I want to find out the angle for the expression $a^3 + b^3 = c^3$. like in pythagorean theorem angle comes 90 degree for the expression $a^2 + b^2 = c^2$, however I know that no integer solution is possible.
 A: And here's a plot of the angle:

The minimum angle seems to be at $a = b$, where
$$\cos\theta = 1 - \frac{1}{2^{1/3}}$$
A: There is no single angle corresponding to the relationship $a^3+b^3=c^3$.
Suppose that a triangle has sides of lengths $a,b$, and $c$ such that $a^3+b^3=c^3$. We know from the law of cosines that if $\theta$ is the angle opposite the side of length $c$, then $c^2=a^2+b^2-2ab\cos\theta$, so
$$\cos\theta=\frac{a^2+b^2-c^2}{2ab}\;.$$
Now let’s look at just a few examples. If $a=b=1$, then $c=\sqrt[3]2$, and $$\cos\theta=\frac{2-2^{2/3}}2\approx0.20630\;.$$
If $a=1$ and $b=2$, then $c=\sqrt[3]9$, and $$\cos\theta=\frac{5-9^{2/3}}4\approx0.16831\;.$$
If $a=1$ and $b=3$, then $c=\sqrt[3]{28}$, and $$\cos\theta=\frac{10-28^{2/3}}6\approx0.12985\;.$$
As you can see, these values of $\cos\theta$ are all different, so the angles themselves are also different.

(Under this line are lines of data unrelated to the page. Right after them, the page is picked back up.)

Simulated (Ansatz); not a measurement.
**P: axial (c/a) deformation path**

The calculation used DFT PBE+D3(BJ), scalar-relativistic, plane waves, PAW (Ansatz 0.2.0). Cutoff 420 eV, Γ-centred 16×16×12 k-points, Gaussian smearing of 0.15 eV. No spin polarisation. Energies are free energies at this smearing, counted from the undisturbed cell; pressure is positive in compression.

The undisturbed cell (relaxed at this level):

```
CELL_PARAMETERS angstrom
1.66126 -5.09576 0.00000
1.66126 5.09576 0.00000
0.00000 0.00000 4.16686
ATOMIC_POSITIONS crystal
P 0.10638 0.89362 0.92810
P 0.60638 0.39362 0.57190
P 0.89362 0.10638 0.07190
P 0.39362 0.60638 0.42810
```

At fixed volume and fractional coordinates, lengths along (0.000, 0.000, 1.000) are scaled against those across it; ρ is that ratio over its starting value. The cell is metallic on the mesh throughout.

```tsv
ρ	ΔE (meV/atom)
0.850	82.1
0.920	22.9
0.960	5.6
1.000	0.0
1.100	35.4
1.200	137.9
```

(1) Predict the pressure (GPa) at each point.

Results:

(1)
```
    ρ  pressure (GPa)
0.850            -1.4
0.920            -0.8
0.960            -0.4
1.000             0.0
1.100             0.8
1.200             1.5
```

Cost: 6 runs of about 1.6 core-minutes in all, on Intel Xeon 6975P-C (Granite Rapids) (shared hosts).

A: You do get slightly different answers for the Pythagorean Theorem on the surface of a sphere of radius $1,$ or the hyperbolic plane of curvature $-1.$ On the sphere, a right triangle with geodesic lengths of legs $a,b$ and hypotenuse $c$ obeys
$$ \cos c = \cos a \; \cos b,   $$
while in the hyperbolic plane with curvature $-1$ it becomes
$$   \cosh c = \cosh a \; \cosh b.  $$
In both cases, if you write out the functions as power series in $a,b,c,$ you see that the limit as $a,b,c$ all shrink to nearly $0$ is the traditional Pythagorean Theorem. 
See Wikipedia Section Link
A: Expanding on Brian M. Scott's answer, since
$\cos\theta=\frac{a^2+b^2-c^2}{2ab}$
and $c^3 = a^3+b^3$,
$\cos\theta=\frac{a^2+b^2-(a^3+b^3)^{2/3}}{2ab}
= \frac{1+(b/a)^2-(1+(b/a)^3)^{2/3}}{2}
=\frac{1+r^2-(1+r^3)^{2/3}}{2}
$
where $r = b/a$.
The derivative of the numerator
is $2r-(2/3)(3r^2)(1+r^3)^{-1/3} = 2r - 2r^2(1+r^3)^{-1/3}$
which is never 0 (else $(1+r^3)^{1/3} = r$)
so is always positive (since its value at 1 is 
$2-2/2^{1/3} > 0$).
For large r, 
$(1+r^3)^{2/3} = r^2 (1+r^{-3})^{2/3}
\approx r^2(1 + (2/3)r^{-3})
= r^2 + 2/(3r)
$
so 
$\cos\theta \approx \frac{1+r^2 - (r^2 + 2/(3r))}{2}
= \frac{1-2/(3r)}{2}
$
which tends to 1/2 for large $r$.
This may have an error, since I would expect it to go to 1,
but I have to go now, so this this is it.